Wednesday, March 2, 2016

Blog Post #13: Edgar Allan Poe

Edgar Allan Poe is an absolute essential in the middle school or high school classroom. Not only are his short stories simply fantastic to read in any classroom, but they also can be utilized to achieve different content standards and learning objectives. If I remember correctly, I was first introduced to Poe’s  “The Tell-Tale Heart” when I was in middle school, maybe even younger. My teacher played a reading of the short story done in the most terrifying and horrific voice. It was amazing. At the time, I was a massive fan of the Goosebumps series (who wasn’t, am I right?) and “The Tell-Tale Heart” absolutely blew the series out of the water for me. I was hooked.

“The Tell-Tale” is excellent to use in the classroom for many reasons. First and foremost, it’s one of Poe’s shortest stories, which makes it accessible to younger students or struggling readers. I would specifically use this to demonstrate to students how an author, such as Poe, can strip excess detail throughout a story to heighten suspense. In this short story, the absence of excess detail is used to heighten the murder’s obsession with specific and basic objects such as the old man’s pale blue eye, the heartbeat, and his own claim to sanity. This demonstrates to students how every choice an author makes when writing, such as style, language, form, or content, needs to contribute to the overall desired outcome.

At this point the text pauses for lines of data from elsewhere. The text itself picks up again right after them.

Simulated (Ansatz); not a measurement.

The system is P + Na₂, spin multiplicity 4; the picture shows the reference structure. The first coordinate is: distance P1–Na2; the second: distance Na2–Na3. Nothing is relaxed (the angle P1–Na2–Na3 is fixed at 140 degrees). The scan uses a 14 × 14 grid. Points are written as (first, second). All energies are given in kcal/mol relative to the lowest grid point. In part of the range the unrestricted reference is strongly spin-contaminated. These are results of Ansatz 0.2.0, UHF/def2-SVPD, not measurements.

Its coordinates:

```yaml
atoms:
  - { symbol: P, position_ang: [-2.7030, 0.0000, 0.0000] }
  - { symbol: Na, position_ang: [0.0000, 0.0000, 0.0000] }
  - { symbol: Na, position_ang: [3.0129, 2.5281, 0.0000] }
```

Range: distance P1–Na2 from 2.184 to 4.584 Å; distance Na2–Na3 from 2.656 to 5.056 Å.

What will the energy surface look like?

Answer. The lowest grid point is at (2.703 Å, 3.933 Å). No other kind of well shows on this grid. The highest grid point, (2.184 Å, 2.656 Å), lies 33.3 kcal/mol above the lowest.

I was first introduced to Poe’s “The Fall of the House of Usher” in Lindholdt’s Introduction to Fiction course at Eastern. This short story is not only my favorite Edgar Allan Poe short story, but also one of my favorite short stories of all-time. When I think about how I will teach my students the elements of gothic literature I instantly think of Poe’s “The Fall of the House of Usher.” Poe was a master of gothic literature and he incorporates gothic elements in his short stories in various ways. For example, in “The Raven” Poe occasionally incorporates gothic elements in an almost satirical manner. However in “The Fall of the House of Usher” the gothic elements are utilized in a more serious manner. This short story possesses the quintessential features of the Gothic tale— a barren landscape, a haunted house, mysterious illness, a doppelgänger, ancestral curse, tombs, claustrophobia, and the unreliable narrator. The list could go on and on.